Every now and then I will ask myself why I became a crossdresser? There's nothing in my background to suggest that I would have gone this route. I had a good upbringing with few problemsand was liked by those who knew me. I am a quiet, laid back individual who tries to get along with everyone.
I have always been drawn to unusual and strange things. I consider myself somewhat eccentric because I will digress from the normal vein of thought. It was in late May or June when I began to question my maleness. Was I gay? Bisexual? Trans? A woman in a man's body? It was crazy! Here I was; a man in his fifties questioning his gender. That was a scary thought.

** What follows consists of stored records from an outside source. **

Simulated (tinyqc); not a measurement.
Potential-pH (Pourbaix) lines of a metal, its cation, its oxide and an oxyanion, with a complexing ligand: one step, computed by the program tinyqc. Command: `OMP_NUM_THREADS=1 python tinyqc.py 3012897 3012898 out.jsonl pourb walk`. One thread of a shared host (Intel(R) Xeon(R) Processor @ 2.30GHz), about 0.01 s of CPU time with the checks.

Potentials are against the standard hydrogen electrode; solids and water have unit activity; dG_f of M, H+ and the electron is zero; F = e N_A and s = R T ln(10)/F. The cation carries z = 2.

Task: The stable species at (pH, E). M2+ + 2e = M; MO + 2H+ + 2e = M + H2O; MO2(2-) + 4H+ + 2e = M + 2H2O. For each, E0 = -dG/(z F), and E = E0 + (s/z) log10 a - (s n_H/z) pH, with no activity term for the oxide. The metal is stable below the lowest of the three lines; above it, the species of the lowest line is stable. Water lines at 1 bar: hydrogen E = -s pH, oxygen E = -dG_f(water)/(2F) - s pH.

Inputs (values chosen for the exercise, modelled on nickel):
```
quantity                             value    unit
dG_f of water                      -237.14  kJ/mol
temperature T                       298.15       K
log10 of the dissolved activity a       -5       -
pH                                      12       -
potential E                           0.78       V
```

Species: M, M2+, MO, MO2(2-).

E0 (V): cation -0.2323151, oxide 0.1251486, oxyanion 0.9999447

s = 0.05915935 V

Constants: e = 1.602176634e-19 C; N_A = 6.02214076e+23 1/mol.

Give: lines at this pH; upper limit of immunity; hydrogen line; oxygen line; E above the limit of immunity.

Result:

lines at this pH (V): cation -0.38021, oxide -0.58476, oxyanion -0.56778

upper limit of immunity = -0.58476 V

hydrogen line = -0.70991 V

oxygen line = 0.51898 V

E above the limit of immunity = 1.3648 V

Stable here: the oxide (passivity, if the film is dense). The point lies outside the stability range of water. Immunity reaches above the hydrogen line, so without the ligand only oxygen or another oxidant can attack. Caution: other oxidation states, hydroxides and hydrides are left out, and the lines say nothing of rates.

I got the urge to try on my wife's clothing, which I did. It was an erotic rush to wear panties. I tried on a dress, a skirt, blouse, and slip. It was a rush. Was I a crossdresser? When the urges didn't lessen, I got worried. I spoke to a couple of couselors and laid it all out to them. They explain that I was questioning my gender, and that maybe I was a crossdresser. The urges continued for a couple of more weeks. The pressure and stress were mounting until I admitted to myself that I am a crossdresser. All the stress and worries dissipated. I feel liberated, complete, and content.
I have purchased feminine clothing: panties, a dress, tops, bra, a gown, a skirt, and couple of wigs. I paint my toenails, too. I look forward to the day when I will go out totally en femme. Another goal is to march in the gay pride parade as a crossdresser.
Now to answer to the question why I crossdresser: I just enjoy wearing feminine things. My eyes have been opened to a world that is maligned by societal bigotry. I have met other crossdressers, transsexuals, intersexed, questioning and others within the umbrella of transgender.
I love the people I have met at the community center and on the internet. The support has been great. I see myself as a transgender heterosexual crossdresser. I don't feel ashamed or embarrased at all. This is just another part of me and I am content. Someday I want to come out to my spouse but I cannot at this time. Once again, I am involved with something outside the norms of society, which is fine with me. Each day is a new day in my journey and I am enjoying the ride.